For this batch I took advantage of the cornbread mixes found in the baking aisle, a staple my Mom kept on hand in her pantry. Added layers of herb notes come from a touch of parsley and sage, ideal for partnering with the creamed chicken sauce.
The sauce is a classic blend of sweet onions, celery and carrots sautéed in butter. Milk and flour are stirred in, creating a delectable sauce that’s finished with English peas and chunks of chicken.
For the chicken in this dish we gently poached two chicken breasts. Using bone-in, skin-on chicken yields a more flavorful, tender bite of meat. But to save time you can certainly pick up a roasted chicken from the market. The sauce can be made a day ahead – just add a touch of milk to reach the consistency you like when reheating. You can also cook all the pancake batter in advance and freeze the pancakes – just layer a sheet of parchment paper between each one and drop them into a freezer bag. They’ll keep about 1 to 2 months in your freezer and to reheat, just pop them in the oven or in a toaster.
Spoon the creamed chicken over a stack of hot cornbread pancakes – now you have a delicious pancake for brunch, lunch or dinner!
Cornbread Pancakes with Creamed Chicken
1-½ pounds of bone-in, skin on chicken breast
1 tablespoon concentrated chicken base, such as Better than Bouillon
1 tablespoon white wine or rice vinegar
½ teaspoon sugar
1 teaspoon kosher salt
¼ teaspoon freshly cracked black pepper
Water to cover
For the creamed chicken:
4 tablespoons butter
¾ cup chopped sweet onion, about 1 small onion
½ cup sliced celery, about 1 stalk
1 cup thinly sliced carrots, about 2 carrots
1 teaspoon kosher salt
¼ teaspoon freshly cracked black pepper
½ teaspoon Worcestershire
¼ cup flour
2 cups milk, more if you like a slightly thinner sauce
1 teaspoon concentrated chicken base, such as Better than Bouillon
1 cup frozen peas, thawed
2 to 2-½ cups shredded cooked chicken
For the cornbread pancakes:
1 package cornbread mix*, 8.5 ounces, about 1-¾ cup
½ teaspoon kosher salt
¼ teaspoon freshly cracked black pepper
¼ teaspoon ground sage
½ teaspoon dried parsley
1-½ cups buttermilk
1 extra-large egg
3 tablespoons melted butter, divided
*Use a cornbread mix that is self-rising and only needs the addition of milk and an egg.
To cook the chicken:
Place the chicken in a medium saucepan and cover with cold water. Add the chicken base, the vinegar, sugar, kosher salt and black pepper. Bring to a gentle simmer over medium heat. Cook for 30 minutes then remove from the heat and let the chicken continue “cooking” in the poaching liquid for 15 minutes.

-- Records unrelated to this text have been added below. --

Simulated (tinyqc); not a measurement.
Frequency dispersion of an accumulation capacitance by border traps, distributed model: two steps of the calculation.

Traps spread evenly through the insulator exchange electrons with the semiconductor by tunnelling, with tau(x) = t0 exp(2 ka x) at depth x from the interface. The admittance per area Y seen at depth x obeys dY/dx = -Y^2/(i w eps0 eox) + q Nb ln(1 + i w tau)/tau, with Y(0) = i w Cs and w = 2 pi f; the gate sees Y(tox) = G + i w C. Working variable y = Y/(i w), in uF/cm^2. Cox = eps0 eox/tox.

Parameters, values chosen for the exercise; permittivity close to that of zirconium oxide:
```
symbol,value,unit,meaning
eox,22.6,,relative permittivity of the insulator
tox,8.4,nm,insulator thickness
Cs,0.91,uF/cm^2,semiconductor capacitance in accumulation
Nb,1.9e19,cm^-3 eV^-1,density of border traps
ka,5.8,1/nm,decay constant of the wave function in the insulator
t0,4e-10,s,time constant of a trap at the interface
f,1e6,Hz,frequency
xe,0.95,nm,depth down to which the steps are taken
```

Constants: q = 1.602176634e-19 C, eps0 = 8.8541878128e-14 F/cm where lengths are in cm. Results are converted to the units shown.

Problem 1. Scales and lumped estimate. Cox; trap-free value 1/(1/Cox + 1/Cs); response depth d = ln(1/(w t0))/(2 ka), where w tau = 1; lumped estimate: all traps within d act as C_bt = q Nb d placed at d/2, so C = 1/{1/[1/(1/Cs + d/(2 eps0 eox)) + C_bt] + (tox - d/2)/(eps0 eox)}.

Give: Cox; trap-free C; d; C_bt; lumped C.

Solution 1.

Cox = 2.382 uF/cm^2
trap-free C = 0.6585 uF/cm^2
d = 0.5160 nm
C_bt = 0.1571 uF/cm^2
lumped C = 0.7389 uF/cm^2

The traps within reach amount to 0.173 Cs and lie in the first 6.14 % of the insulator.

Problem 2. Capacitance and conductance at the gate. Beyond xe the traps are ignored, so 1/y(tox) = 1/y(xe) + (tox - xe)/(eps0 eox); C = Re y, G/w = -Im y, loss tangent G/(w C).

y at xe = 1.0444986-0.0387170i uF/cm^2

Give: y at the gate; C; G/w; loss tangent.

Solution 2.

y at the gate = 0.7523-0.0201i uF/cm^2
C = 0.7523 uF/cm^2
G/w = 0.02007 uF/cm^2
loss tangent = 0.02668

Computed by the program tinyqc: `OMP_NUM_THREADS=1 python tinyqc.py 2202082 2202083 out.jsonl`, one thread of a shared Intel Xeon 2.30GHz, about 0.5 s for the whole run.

Transfer the chicken to a bowl or platter until cool enough to handle. Remove the meat from the bone and discard the skin of the chicken. Shred into bite size chunks.
For the sauce:
Melt the butter in a large skillet over medium heat. Add the onions, the celery and the carrots, cooking until the vegetables are tender, about 12 to 15 minutes.
Stir in the kosher salt, black pepper and Worcestershire sauce. Add the flour, mixing into the vegetables. Continue cooking over medium heat for about 3 minutes stirring frequently.
Pour the milk into the vegetables, stirring until you have a smooth sauce. Reduce the heat to medium low and continue cooking until the sauce has thickened.
Toss in the peas and the chicken, mixing to coat evenly with the sauce.
For the cornbread pancakes:
Combine the cornbread mix with the kosher salt, black pepper, sage, and parsley.
Whisk together the buttermilk with the egg and 2 tablespoons of the melted butter.
Pour the buttermilk mixture into the cornbread mix and whisk to blend.
Heat a griddle to medium heat and lightly brush with some of the remaining melted butter. Ladle or scoop the batter onto the griddle and cook until golden, about 3 to 5 minutes per side.
To serve:
Spoon the hot creamed chicken sauce over the warm cornbread pancakes.
Makes 4 to 6 servings.
Cornbread Pancakes with Creamed Chicken
Equipment
- medium saucepan
- Large skillet
- Electric or stovetop griddle
Ingredients
- For the chicken:
- 1-½ pounds bone-in, skin on chicken breast
- 1 tablespoon concentrated chicken base, such as Better than Bouillon
- 1 tablespoon white wine or rice vinegar
- ½ teaspoon sugar
- 1 teaspoon kosher salt
- ¼ teaspoon freshly cracked black pepper
- Water to cover
- For the creamed chicken:
- 4 tablespoons butter
- ¾ cup chopped sweet onion, about 1 small onion
- ½ cup sliced celery, about 1 stalk
- 1 cup thinly sliced carrots, about 2 carrots
- 1 teaspoon kosher salt
- ¼ teaspoon freshly cracked black pepper
- ½ teaspoon Worcestershire
- ¼ cup flour
- 2 cups milk, more if you like a slightly thinner sauce
- 1 teaspoon concentrated chicken base, such as Better than Bouillon
- 1 cup frozen peas, thawed
- 2 to 2-½ cups shredded cooked chicken
- For the cornbread pancakes:
- 1 package cornbread mix*, 8.5 ounces, about 1-¾ cup
- ½ teaspoon kosher salt
- ¼ teaspoon freshly cracked black pepper
- ¼ teaspoon ground sage
- ½ teaspoon dried parsley
- 1-½ cups buttermilk
- 1 extra-large egg
- 3 tablespoons melted butter, divided
Instructions
- To cook the chicken:
- Place the chicken in a medium saucepan and cover with cold water. Add the chicken base, the vinegar, sugar, kosher salt and black pepper. Bring to a gentle simmer over medium heat. Cook for 30 minutes then remove from the heat and let the chicken continue “cooking” in the poaching liquid for 15 minutes.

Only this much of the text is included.